THE mystery surrounding the songs of humpback whales (Megaptera novaeangliae) has gotten deeper thanks to findings from researchers in the USA, Madagascar and Western Australia.
Published in the January 2012 edition of Marine Mammal Science, the study by Murray et al is the first to document whales within the same ocean basin singing almost completely different songs.
“This is an exception to what is usually found when comparing song from breeding sites within the same ocean during a breeding season,” says researcher Anita Murray, currently at University of Queensland’s Cetacean Ecology and Acoustics Laboratory.
“Males from breeding sites within the same ocean basin usually sing the same song—meaning they sing the same themes in the same thematic order.”
In fact, the whales monitored off the coasts of Madagascar and off Perth, Exmouth and Pender Bay only had one theme in common out of 11 recorded.
“Our study indicates the cultural transmission of song between whales from different breeding assemblages is not as clear as once believed,” says Ms Murray.
She speculates the difference in song could be due to interactions between breeding grounds in Madagascar and Gabon, noting 2003 research that found the whales sharing the same song despite being in different basins.
A similar outcome was found in Australian waters in 2000 when Western Australian song replaced eastern Australian song over a two-year span.
Ms Murray believes some geographical overlap occurs in which members 0f separate basins interact. Unlike in the Northern Hemisphere, there are no land masses to block this type of mixing in the Southern Hemisphere.
Different whale assemblages could come into contact with one another during migration to Antarctic feeding grounds, or during the feeding season itself.
“This study is just the tip of the iceberg in terms of what we have left to discover about the complicated and dynamic cultural transmission of song in the Southern Hemisphere,” says Ms Murray.

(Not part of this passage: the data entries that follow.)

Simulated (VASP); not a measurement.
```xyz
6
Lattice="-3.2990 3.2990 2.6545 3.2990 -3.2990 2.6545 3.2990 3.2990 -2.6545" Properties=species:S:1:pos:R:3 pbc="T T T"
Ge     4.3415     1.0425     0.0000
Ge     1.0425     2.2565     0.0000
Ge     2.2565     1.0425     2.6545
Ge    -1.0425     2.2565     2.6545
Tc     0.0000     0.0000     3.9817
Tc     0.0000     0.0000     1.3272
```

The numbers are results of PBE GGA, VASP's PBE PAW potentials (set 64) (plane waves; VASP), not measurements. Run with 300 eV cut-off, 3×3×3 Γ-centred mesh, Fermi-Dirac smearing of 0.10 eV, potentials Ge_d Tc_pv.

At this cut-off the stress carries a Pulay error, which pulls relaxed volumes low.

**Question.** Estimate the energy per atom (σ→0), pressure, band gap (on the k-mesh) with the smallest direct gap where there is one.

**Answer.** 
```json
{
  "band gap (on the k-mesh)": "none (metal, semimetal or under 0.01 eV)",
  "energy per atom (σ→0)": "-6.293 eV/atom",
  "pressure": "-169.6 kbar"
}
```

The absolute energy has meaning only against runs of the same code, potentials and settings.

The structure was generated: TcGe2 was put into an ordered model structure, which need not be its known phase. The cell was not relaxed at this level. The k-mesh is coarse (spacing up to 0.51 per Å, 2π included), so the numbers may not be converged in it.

Unravelling this mystery will be a challenge, involving studying song comparisons from Gabon, Madagascar, WA and eastern Australia over multiple years to understand the patterns and directions of transmission.
Of course, knowing how songs are transmitted still doesn’t answer the mystery of whale song itself.
Humpback whale song is a male acoustic display used on winter breeding grounds, migration routes and summer feeding grounds.